Last Updated Dec 4, 2019 at 6:29 am MST

CALGARY (660 NEWS) – As school boards around Alberta grapple with reduced funding from the province, some are looking for creative solutions to make up budget shortfall–including dipping into maintenance reserves.

Education Minister Adriana LaGrange said the province will allow boards one-time access to the funds–which are meant to keep schools in good repair–and use the money to supplement the cash flow dedicated to classroom costs.

The Calgary Board of Education (CBE) applied to access $15 million from an infrastructure and maintenance grant, which the province approved. At a Tuesday meeting to discuss using the $15 million, the CBE superintendent said the board will know more in the coming days and will have a clearer picture during a Dec. 10 budget update.

However, it’s unclear how–if at all–the money will impact the decision to layoff 300 hundred teachers.

RELATED: Laid-off CBE teachers learn what’s next for them

The Alberta Teachers Association (ATA) says the ability to access money is a big help, but it’s only a bandaid solution.

“I was worried about the impact of the cuts that were going to happen to my colleagues in Calgary and the effects that it would have on their classrooms, but I also recognize that this is a temporary measure and it’s not a long-term solution. And that’s really what needs to be found,” said ATA President Jason Schilling.

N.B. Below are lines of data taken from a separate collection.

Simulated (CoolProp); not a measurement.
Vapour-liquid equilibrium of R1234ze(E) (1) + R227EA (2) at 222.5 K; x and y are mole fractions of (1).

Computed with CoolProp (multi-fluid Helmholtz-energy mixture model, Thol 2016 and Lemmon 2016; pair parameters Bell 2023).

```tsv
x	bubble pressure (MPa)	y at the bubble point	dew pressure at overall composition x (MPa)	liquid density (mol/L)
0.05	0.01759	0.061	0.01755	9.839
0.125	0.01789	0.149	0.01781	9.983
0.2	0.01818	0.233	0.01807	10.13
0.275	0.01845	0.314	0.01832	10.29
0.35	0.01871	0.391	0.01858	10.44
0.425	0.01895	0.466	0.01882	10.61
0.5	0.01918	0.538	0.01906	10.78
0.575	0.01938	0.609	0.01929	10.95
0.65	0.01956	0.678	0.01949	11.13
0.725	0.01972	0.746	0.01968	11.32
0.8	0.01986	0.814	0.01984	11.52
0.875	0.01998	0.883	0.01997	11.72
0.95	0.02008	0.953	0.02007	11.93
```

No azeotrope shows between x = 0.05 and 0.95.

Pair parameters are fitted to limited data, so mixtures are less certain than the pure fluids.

Education critic, NDP’s Sarah Hoffman, is concerned that dipping into maintenance funds could put student safety at risk should something happen to a campus building.

“You’re laying off the roofer and plumber and the electrician to try to not layoff the teacher and the educational assistant. I understand why people might feel like that’s the best choice, but, in my opinion, the best choice is just for the education minister to reverse the cuts and fund education properly,” said Hoffman.

Schilling says local school boards have seen cuts to their maintenance budget for the last number of years, and there are certainly some schools in the province that are in need of repairs and upgrades. But he argues they need to make sure that “students have a future in front of them” as well.

Hoffman added that most people she’s heard from are not impressed with the education cuts, as they were assured education would be kept a priority in the October budget.

“I have heard from many folks that are deeply concerned about a broken promise–the fact that they were told that there would be maintained or increased education funding. What we’ve seen instead is that most boards that are speaking up have been talking about cuts.”

READ MORE: Education Minister orders audit of CBE finances; ATA refutes claims of mismanagement

The CBE’s budgets have been scrutinized recently by the UCP, with the board facing an audit after the government accused it of overspending.

The audit will be the second the CBE has faced in recent years. The NDP reviewed the boards spending when the party formed government and Hoffman doesn’t think the UCP will find anything particularly scandalous in the investigation.

“I believe if they fired everyone who works in HR, if they fired everyone who works in procurement and those types of things, you still couldn’t make up for that [$30-million] funding shortfall from the provincial government.”